The evidence showed simply that plaintiff purchased a season ticket which entitled him to admission to the State Fair; that on the day of his injury he visited Agricultural Park to witness a horserace or races there being carried on, and that on that day there was no other exhibit than the races. The state had made no legal provision for races or contests of speed. It had, impliedly at least, discouraged them. In the appropriation bill of the then current year, viz., 1891, the legislature appropriated forty thousand dollars "for aid to State Agricultural Society,. .. . provided that no moneys appropriated for agricultural societies shall be drawn, paid, or used for racing or speed contests." Under these circumstances, we fail to see any foundation for plaintiff's claim, except the duty which devolved upon the officers by operation of law to see to it that plaintiff was not injured by any act of misfeasance or nonfeasance on their part, which duty would have been equally binding upon them had plaintiff by their consent entered the grounds without the payment of an admission fee. To neglect this duty was negligence, and negligence under such circumstances was a tort committed by such officers in the performance of a public duty, and not [53 P. 419] upon a contract entered into by the state with the plaintiff. The case of Gibbons v. United States, supra, is instructive on this last point.
If, however, it be conceded that plaintiff's cause of action arose out of contract, the question still remains, Can plaintiff, under the act of 1880, recover against the state in this action? It will be remembered that the fifth section of that act, after conferring authority upon the state board of agriculture to manage and control the society, and enjoining upon the board the duty of providing for an annual exhibition, etc., closes as follows: "Provided, that in no event shall the state be liable for any premium awarded or debt created by said board of agriculture." That the state could limit its liability in the premises as to future contracts we do not doubt. Parties dealing thereafter with the board did so with full knowledge of the law as it stood, and cannot complain if they are precluded from redress against the state.
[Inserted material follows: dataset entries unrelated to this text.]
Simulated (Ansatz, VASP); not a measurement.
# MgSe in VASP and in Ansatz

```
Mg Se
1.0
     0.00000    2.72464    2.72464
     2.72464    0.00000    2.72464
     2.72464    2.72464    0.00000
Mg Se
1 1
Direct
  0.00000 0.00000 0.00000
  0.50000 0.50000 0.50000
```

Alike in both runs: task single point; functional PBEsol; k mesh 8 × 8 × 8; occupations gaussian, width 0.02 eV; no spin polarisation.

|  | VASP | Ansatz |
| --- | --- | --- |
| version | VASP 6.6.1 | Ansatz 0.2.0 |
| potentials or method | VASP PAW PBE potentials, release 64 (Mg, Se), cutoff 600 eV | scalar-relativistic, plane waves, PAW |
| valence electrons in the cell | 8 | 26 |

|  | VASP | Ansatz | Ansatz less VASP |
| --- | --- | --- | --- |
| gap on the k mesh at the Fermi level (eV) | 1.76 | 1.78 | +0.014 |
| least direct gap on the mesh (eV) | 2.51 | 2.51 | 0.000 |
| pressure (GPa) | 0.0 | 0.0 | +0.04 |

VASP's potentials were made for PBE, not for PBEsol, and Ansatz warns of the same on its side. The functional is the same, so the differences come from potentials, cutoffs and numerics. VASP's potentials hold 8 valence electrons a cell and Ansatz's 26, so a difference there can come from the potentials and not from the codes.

Appellant contends, however, with great earnestness that the term "debt created" does not cover a case like the present. It is true that the primary definition of "a debt" is a sum of money due by certain and express agreement. (3 Blackstone's Commentaries, 154.) "An action at law to recover a specified sum of money alleged to be due." (Burrill's Law Dictionary.)
The term "debt," however, has a much broader popular significance than the foregoing technical definition, and includes that which is due from one person to another, whether money, goods or services; that which one person is bound to pay to another, or to perform for his benefit; thing owed; obligation; liability. (Webster's Dictionary.)
So, too, in statutes the term is often construed as including liabilities. In Carver v. Braintree Mfg. Co ., 2 Story, 432, 439, it was held that debts contracted, in a statute relating to individual liabilities of members of manufacturing corporations, was equivalent to dues owing or liabilities incurred. A debtor is one who owes anything, or who is under obligation arising from express agreement, implication of law, or from the principles of natural justice, to render and pay a sum of money to another. (Stanly v. Ogden, 2 Root, 259.)
In Dunsmoor v. Furstenfeldt , 88 Cal. 529, 22 Am. St. Rep. 331, it is said: "Any kind of obligation of one man to pay money to another is a debt. A debt signifies what one owes. There is always some obligation that it shall be paid; but the manner in which. .. . it is to be paid, or the means of coercing payment, do not enter into the definition." (Citing Rodman v. Munson, 13 Barb. 197.)
Reference is also made to New Jersey Ins. Co. v. Meeker , 37 N. J. L. 300, for a full exposition of the word "debt" as used in law and especially in statutes. It is sufficient to say of that case that it supports the definition of "debt" as enunciated in Dunsmoor v. Furstenfeldt, supra .
Part II of Division IV of our Civil Code relates to "Special Relations of Debtor and Creditor." Title I of the part contains general principles. Section 3429 is as follows: "A debtor, within the meaning of this title [title I], is one who, by reason of an existing obligation, is or may become liable to pay money to another, whether such liability is certain or contingent."
Section 3430 is as follows: "A creditor, within the meaning of this title, is one in whose favor an obligation exists, by reason of which he is or may become entitled to the payment of money."
So far as we have observed, wherever the term "debt" is used in our code it is so used in that broader sense which includes demands or obligations upon contracts payable in money. To illustrate: An executor or administrator "must. .. . collect all debts due to the decedent or to the estate." ( Code Civ. Proc., sec. 1581.)
Manifestly, as we think, he is thereby authorized to collect, not only all demands on contracts payable in sums certain, but also those obligations or demands capable of liquidation. "The earnings of the wife are not liable for the debts of the husband." ( Civ. Code, sec. 168.) "The separate property of the husband is not liable for the debts of the wife contracted before marriage." ( Civ. Code, sec. 170. See, also, Civ. Code, sec. 171.)
In all these provisions we think it plain that the construction to be put on the statute is, not that the spouses were simply to enjoy immunity from such contracts for sums of money due by certain and express agreement, which fixed the amount due, independent of extrinsic circumstances -- from such contracts as would have supported an action of debt at common law -- but rather that the word "debt" is to be used in its modern legal significance, as including any sort of obligation to pay money, and that it signifies what either of the spouses owes. So in the present case we are of opinion that by the term "debt," used in the statute of 1880, it was intended to hold the state free from liability for the obligations which the state board of agriculture might incur, calling directly or indirectly for the payment of money.
It follows that granting the motion for a new trial was proper, and we recommend that the order appealed from be affirmed.
For the reasons given in the foregoing opinion the order appealed from is affirmed.